This method: 1. Starts from the leftmost element of the chain 2. Resolves each element in the chain sequentially 3. Updates the symbol table context for the next element based on the current element's type 4. Handles special cases like module imports

The process is triggered for all atom trailers (expressions with member access):

def enter_atom_trailer(self, node: uni.AtomTrailer) -> None:
    chain = node.as_attr_list
    node.sym_tab.chain_use_lookup(chain)

Def-Use Resolution Flow#

The overall flow of the def-use resolution process:

graph TD
    Start[AST with Symbol Tables] --> A[Begin DefUsePass]
    A --> B{For each node\nin AST}
    B -->|AST Traversal| C{Is Definition\nNode?}
    C -->|Yes| D[Insert Symbol\nDefinition]
    C -->|No| E{Is Use\nNode?}
    E -->|Yes| F[Look Up Symbol\nand Record Use]
    E -->|No| G{Is Chain\nNode?}
    G -->|Yes| H[Resolve Symbol\nChain]
    G -->|No| I[Continue Traversal]
    D --> I
    F --> I
    H --> I
    I --> B
    B -->|Done| J[Complete Def-Use\nResolution]

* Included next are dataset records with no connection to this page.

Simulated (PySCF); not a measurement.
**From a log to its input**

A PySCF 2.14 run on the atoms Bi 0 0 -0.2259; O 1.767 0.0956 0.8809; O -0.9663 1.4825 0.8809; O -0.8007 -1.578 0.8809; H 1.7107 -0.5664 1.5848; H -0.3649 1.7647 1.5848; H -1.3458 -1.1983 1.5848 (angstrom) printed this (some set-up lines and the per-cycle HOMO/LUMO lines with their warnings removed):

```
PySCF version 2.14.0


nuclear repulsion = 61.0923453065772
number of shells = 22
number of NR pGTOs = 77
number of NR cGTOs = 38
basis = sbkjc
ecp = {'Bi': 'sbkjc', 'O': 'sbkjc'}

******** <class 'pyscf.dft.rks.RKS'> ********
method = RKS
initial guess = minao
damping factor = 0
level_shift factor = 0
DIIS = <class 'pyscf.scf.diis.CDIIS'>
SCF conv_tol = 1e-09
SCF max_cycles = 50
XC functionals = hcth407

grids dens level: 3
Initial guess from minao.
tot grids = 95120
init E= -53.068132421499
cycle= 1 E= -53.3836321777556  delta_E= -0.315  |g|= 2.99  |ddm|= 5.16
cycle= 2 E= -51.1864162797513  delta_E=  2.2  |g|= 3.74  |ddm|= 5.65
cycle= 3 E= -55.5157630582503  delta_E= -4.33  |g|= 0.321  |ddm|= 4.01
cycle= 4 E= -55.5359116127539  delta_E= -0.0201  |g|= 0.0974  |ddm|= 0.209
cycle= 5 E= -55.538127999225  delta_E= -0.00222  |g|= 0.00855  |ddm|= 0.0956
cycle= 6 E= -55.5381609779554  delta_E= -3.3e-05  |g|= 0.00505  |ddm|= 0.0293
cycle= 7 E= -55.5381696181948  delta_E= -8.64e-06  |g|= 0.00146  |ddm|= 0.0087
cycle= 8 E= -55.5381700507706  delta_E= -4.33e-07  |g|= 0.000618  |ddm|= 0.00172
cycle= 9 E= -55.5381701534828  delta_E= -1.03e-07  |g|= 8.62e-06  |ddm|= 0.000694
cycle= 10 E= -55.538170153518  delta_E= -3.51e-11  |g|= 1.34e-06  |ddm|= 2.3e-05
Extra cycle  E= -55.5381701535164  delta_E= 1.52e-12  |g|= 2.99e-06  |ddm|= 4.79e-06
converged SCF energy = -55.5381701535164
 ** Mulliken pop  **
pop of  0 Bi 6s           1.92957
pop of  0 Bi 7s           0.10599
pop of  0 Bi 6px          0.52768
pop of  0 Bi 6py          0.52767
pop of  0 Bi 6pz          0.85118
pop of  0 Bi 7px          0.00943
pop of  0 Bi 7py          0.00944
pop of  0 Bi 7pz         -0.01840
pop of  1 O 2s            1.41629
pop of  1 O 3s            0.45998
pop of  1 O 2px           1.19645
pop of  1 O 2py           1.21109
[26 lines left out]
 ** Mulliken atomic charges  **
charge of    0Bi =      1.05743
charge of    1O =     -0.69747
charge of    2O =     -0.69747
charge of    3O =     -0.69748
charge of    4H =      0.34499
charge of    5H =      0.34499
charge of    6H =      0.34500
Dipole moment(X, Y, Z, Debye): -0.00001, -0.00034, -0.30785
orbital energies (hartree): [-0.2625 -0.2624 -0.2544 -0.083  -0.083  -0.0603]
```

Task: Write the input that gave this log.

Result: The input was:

    style Start fill:#2d3748,stroke:#e2e8f0,stroke-width:1px,color:#e2e8f0
    style A fill:#3182ce,stroke:#e2e8f0,stroke-width:1px,color:#e2e8f0
    style B fill:#3182ce,stroke:#e2e8f0,stroke-width:1px,color:#e2e8f0
    style C fill:#805ad5,stroke:#e2e8f0,stroke-width:1px,color:#e2e8f0
    style D fill:#38a169,stroke:#e2e8f0,stroke-width:1px,color:#e2e8f0
    style E fill:#805ad5,stroke:#e2e8f0,stroke-width:1px,color:#e2e8f0
    style F fill:#38a169,stroke:#e2e8f0,stroke-width:1px,color:#e2e8f0
    style G fill:#805ad5,stroke:#e2e8f0,stroke-width:1px,color:#e2e8f0
    style H fill:#38a169,stroke:#e2e8f0,stroke-width:1px,color:#e2e8f0
    style I fill:#4fd1c5,stroke:#e2e8f0,stroke-width:1px,color:#e2e8f0
    style J fill:#3182ce,stroke:#e2e8f0,stroke-width:1px,color:#e2e8f0

Handling Special Cases#

Architype Inheritance#

The DefUsePass also handles architype inheritance by adding inherited symbols to the architype's symbol table:

def enter_architype(self, node: uni.Architype) -> None:
    node.sym_tab.inherit_baseclasses_sym(node)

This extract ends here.